CUDA C++ - how to define an array of unknown size in cuda kernel (not with extern __shared__ )?

I am trying to parallelize the computation of a metric on the nodes of a graph.

As an approach I have made each thread calculate the metric on a node (since the calculation on a node is independent).

Each thread will have to calculate the neighbors at distance one of the considered node and store them in an array of initially unknown size (and different for each node).

I can’t use extern shared array because each thread has to compute its own array and can’t be shared.

I can’t declare a (max) fixed array size because it would be very inefficient for my task.

Is there any another way to handle this array or other dynamic data structures?

This is an extract of the kernel function:

__global__ void expectedForce(int* IR_vec, int* IC_vec, int n_IR)
{   
    double ExF = 0;
    int seed = blockDim.x * blockIdx.x + threadIdx.x+1;
    
    if(seed<n_IR) {
        
        int valRiga = IR_vec[seed];
        int distOne[]; // that's the array I have to handle
    ...}

}

you can do malloc() inside a CUDA kernel. Based on that it would be possible to create a std::vector-like container that can dynamically scale up its size.

Note that the resulting pointer can only be free’d using free() inside a CUDA kernel.

Christian

2 Likes
1 Like

Here are two principles to bear in mind when writing GPU code:

  • The most efficient way to do something difficult is to avoid having to do it in the first place.
  • Feed the GPU the kind of work it likes to do.

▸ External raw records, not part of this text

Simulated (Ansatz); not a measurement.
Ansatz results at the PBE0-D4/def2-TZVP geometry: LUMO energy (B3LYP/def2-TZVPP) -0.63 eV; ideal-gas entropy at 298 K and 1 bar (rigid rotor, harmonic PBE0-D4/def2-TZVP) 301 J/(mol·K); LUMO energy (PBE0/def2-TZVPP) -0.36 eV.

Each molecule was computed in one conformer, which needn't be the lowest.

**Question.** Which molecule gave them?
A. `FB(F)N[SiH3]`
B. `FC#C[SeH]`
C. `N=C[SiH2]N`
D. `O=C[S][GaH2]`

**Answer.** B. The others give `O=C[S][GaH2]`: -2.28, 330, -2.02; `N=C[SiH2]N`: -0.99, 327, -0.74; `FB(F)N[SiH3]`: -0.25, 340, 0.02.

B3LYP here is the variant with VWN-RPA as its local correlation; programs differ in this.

Now, for your specific question: First, if you can establish a moderate upper bound Δ on the degree of each node in V, pre-allocate an array of |V|* Δ, think of it as |V| arrays of Δ elements each, and have each thread store its node’s neighbor indices in its respective small array.

Otherwise:

  • Allocate an array of |V| elements, to store the prefix-sum of node degrees.
  • Have each thread count its degree.
  • Compute the overall and prefix sum of the degrees; store it in the array (you could forego the whole storage thing, but then you’d need to recompute the prefix sum later).
  • This overall sum is the amount of memory to allocate (times the size of a node index of course); do it either outside the kernel, or alternatively you could use device-wide synchronization and device-side malloc (I’d try to avoid that).
  • With the memory allocated, you now perform the metric computations again, and you use the prefix sum array to determine where to store the neighbor indices.

This may seem like more work to you, but let’s just say - just try to make millions of malloc() calls and see how well that plays out :-P the algorithm above has super-parallelizable steps, except for the prefix sum which takes O(log(|V|)) time even with unbounded parallelism - but at least for that there are effective implementations available.

1 Like

To emphasize @epk’s last point: In general, to achieve high performance, frequent dynamic memory allocation (and de-allocation) should be avoided in GPU programming as well as in multithreaded programming on CPUs. Corollary: Where possible, re-use dynamically allocated memory.

Consider using a hybrid approach with preallocated arrays that fits e.g. 95% of all cases. And the remaining 5% of all threads have to allocate larger buffers as needed, e.g. using malloc() or new.

1 Like

This topic was automatically closed 14 days after the last reply. New replies are no longer allowed.